The law, which has been revised a few times and goes into effect July 1, has been met with an outcry from publishers and creators.

The publishers expressed concerns that the revised ordinance will diminish the manga creators and editors’ ability to express themselves. Some of the publishers also asked to be notified of the standards for the revised ordinance before books are sold. Mika Sakurai, the section chief in charge of youth affairs at the government’s Office for Youth Affairs and Public Safety, responded that the publishers may ask before release whether a specific publication’s setting is subject to the law. However, the government may not be able to advice the publisher on a particular publication’s legality immediately; for some publications, the government can respond quickly, but for others, the assessment may not be clear until release.


Six titles are being considered. Such as:

Oku-sama wa Shōgakusei (My Wife Is an Elementary Student)
By Seiji Matsuyama
Publisher: Akita Shoten
The story is set in the near future when the marriageable age was lowered in response to the declining birth rate. A 24-year-old man marries a 12-year-old girl in this gag comedy.
Reason for designation: Child rape

Okay then.

Rather than provide a laundry list for perverts who like this stuff, we’ll just list the rest of the titles:

Aki Sora By Masahiro Itosugi, Lovers & Sharing (Kareshi Sharing) By Yashi Natsuba, Koibito 8-gō (Lover No. 8) By Makoto Ojiro, Hanamizawa Q-taro Jisenshū Hana-Hiyori By Q-taro Hanamizawa, and Midori no Kisetsu (Blue-Green Season) By Maakō. Reasons given include incest, group rape and so on.

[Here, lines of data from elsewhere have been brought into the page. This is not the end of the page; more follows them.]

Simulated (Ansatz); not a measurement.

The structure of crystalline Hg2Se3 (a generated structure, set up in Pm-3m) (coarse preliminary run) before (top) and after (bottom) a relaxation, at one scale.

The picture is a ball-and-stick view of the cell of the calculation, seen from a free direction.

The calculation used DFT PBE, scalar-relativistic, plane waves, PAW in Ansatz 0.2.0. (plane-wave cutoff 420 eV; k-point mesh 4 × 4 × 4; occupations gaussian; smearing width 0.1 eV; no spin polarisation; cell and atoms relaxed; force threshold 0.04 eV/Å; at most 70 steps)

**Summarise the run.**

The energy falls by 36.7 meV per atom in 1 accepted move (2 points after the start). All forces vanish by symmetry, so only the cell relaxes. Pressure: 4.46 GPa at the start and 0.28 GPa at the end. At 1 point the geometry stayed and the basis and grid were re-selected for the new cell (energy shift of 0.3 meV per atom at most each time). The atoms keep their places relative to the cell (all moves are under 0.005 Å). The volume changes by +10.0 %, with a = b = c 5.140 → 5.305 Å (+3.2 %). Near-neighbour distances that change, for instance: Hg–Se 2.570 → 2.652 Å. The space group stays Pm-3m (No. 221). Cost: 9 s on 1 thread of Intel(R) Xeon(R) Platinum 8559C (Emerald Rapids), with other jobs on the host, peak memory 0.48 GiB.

While most of us wouldn’t be caught dead reading a book called “My Wife Is an Elementary Student” in public, and this all sounds like common sense, material of this kind has long been fairly common in Japan, and seems to have a preventative effect, not an encouraging one, for those who like this kind of thing. The material in question is NOT hardcore ero-manga, which is already banned for sale to minors.

On the other hand, the material is just being kept from being sold to minors, which doesn’t seem like such a big deal to us Westerners.

Sankaku Complex has more, including pictures of all the rest of the dirty manga. Run right over there!

Comments

  1. SGeier says:

    Uh – am I missing something here? If you were really a minor in Tokyo prefecture and you really were into this stuff then the government has just created a list of stuff for you that they think you might want to have a look at? “Customers who liked this title also bought …”

    And then you hop the JR out to Ibaraki prefecture, buy everything on the list and be back an hour later with a satchel full of smut you wouldn’t have known existed otherwise?

  2. It’s easy to react to the “ick” factor of “a 24-year-old man marries a 12-year-old girl”, and the book may in fact deserve that response (I don’t know), but I can imagine ways for that premise to be handled innocently enough for children (e.g. gags related to the generation gap between them, different expectations of domestic life, etc) and also ways for it to be handled as a socially worthwhile book for adults (e.g. a scathing indictment of lolicon in Japanese culture). So don’t jump to conclusions about whether this is a good thing for this book to be restricted, based just on that description.

    Unfortunately most people will assume the worst, which means it will be more difficult for creators to produce those other kinds of works. The failure to distinguish between glorification of something and either mockery or criticism of it, has led to things such as Swift’s “Modest Proposal” or Twain’s “Huckleberry Finn” to be targeted for suppression.

    Also, while this ban is supposedly limited to one prefecture, and only applies to sale of the books to minors, the creator of one of them has already said that she will not be reprinting the affected volumes, which means that they have (in effect) been banned thru-out Japan. The parallels here to the Comics Code are pretty strong: “common sense” restrictions on books for children, resulting in comics intended for more mature readers being unavailable too.